Tag Archives: Thrillers – Crime

Ambergris

Hermetic Library Fellow T Polyphilus reviews Ambergris [Amazon, Bookshop, Publisher, Local Library] by Jeff VanderMeer, a combined volume with City of Saints and Madmen, Shriek: An Afterword, and Finch.

Vandermeer Ambergris

Jeff Vandermeer’s Ambergris is named for the fantasy city in which the three component volumes transpire, one that compares to the Well Built City of Jeffrey Ford and the Viriconium of M. John Harrison. This “New Weird” setting is introduced in a kaleidoscopic fashion through a collection of shorter pieces in City of Saints and Madmen, each written in a different documentary register. One of these, “The Strange Case of X” involves some transformations of veridicality reminiscent of the fantasizing technique in Paul Park’s Roumania and the John Crowley stories “Conversation Hearts” and “Anosognosia.”

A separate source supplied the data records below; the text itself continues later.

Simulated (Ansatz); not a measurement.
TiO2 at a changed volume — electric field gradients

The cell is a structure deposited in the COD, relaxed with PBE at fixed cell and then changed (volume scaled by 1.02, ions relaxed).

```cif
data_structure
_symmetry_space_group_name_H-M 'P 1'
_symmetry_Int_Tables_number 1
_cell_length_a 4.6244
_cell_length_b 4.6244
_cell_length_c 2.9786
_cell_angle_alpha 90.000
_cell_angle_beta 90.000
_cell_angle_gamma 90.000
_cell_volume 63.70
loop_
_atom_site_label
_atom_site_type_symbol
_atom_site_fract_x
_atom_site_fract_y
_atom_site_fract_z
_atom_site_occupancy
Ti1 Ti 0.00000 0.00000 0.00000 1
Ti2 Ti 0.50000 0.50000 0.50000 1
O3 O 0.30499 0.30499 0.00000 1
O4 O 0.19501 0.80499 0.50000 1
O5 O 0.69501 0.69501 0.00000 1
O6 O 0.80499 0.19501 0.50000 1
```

There is a sort of talmudic textuality to the second book Shriek: An Afterword. Janice Shriek claims to be writing a biography of her brother Duncan, and she includes excerpts from his journals. But he has reviewed and annotated her MS, although she seems to think he is already dead. Another editorial layer is added at the end. The “Afterword” is (at least initially) supposed to be end-matter to Duncan Shriek’s “History of Ambergris” pamphlet that forms a portion of City of Saints and Madmen. In the course of the biography-cum-confession the reader is introduced to a tension between “Nativist” denial and the Shrieks’ acceptance of human contingency and the mysterious mycelial agenda.

The third book Finch is a sort of noir detective story with an espionage substructure and Cronenberg horror esthetics. It reminded me of Mieville’s The City and the City, and I also detected something shaped like the corpse of Fleming’s Casino Royale with psychedelic mushrooms sprouting all over it. It is divided into seven long chapters named for the days of the week over which the story takes place, and I serendipitously fell into the rhythm of reading them on the corresponding days of the last week of April.

This Farrar, Straus and Giroux omnibus reprint is a beautiful book, and it provides a long and satisfying read. I did take pauses between each of the three books within. I gather that some editions of Ambergris: City of Saints and Madmen under its own cover have additional content not included here, and I would be happy to spend time reading that at some point.

Seven Demons

Hermetic Library Fellow T Polyphilus reviews Seven Demons [Amazon, Bookshop, Publisher, Local Library] by Aidan Truhen.

Truhen Seven Demons

Seven Demons is a second smoking stream-of-psychopathy tale in the comma-abstemious voice of criminal entrepreneur Jack Price. The book thinks it wants to be a heist thriller, but it is programmatically ambiguous about that intention. Price takes his team to Switzerland where he learns much about Swissness, foes and friends die, and Nazis get satisfyingly obliterated.

The story offers a lot of entertaining dialogue, often featuring the distinctive exchange of double-quoted ellipses as a conversation reaches an absurd impasse. Jack has some awesome pillow talk with the global science felon who is his not-girlfriend (87-9) and delivers a not-unrelated monologue on the art of cunnilingus (180-1).

The prior book The Price You Pay was so amusing and sui generis that I was prepared for a certain level of disappointment here. Nevertheless, Seven Demons made me LOL all the way down to my crime testes on a regular basis. I will not be surprised to see another book after this one of Jack Price just trying to get along in the world, and I will gladly read it.

The Price You Pay

Hermetic Library Fellow T Polyphilus reviews The Price You Pay [Amazon, Bookshop, Publisher, Local Library] by Aidan Truhen.

Truhen The Price You Pay

The Price You Pay is entirely in the first person voice of Jack Price (pun intended and explicitly emphasized) and his immediate interlocutors, present tense, all internal monologue and external dialogue with not a quotation mark in sight, not even that em-dash alternative, and never a “he said.” Simple paragraph breaks and sparing direct address do all the heavy lifting of speaker identification, and they do it well.

Where plot is concerned, the book is a clear if remote descendant of John Buchan’s seminal “thriller” The Thirty-Nine Steps, although set in the 21st century with an elite coke dealer protagonist and a lot more collateral damage (also, no war propaganda). To the episodic man-on-the-run structure are added extra helpings of violence, plus the energy and ambivalent misanthropy of an early Chuck Pahluniuk novel.

“I am a fucking asymmetric criminal startup. I got limited expertise in criminal strategic warfare. I hotdesk and I outsource and I franchise but what I mostly have is a core concept, forward momentum and the unassailable fact that I’m crazier than a fibreglass hairball.” (73)

I don’t think this book has any socially redeeming value other than being twisted and funny as hell.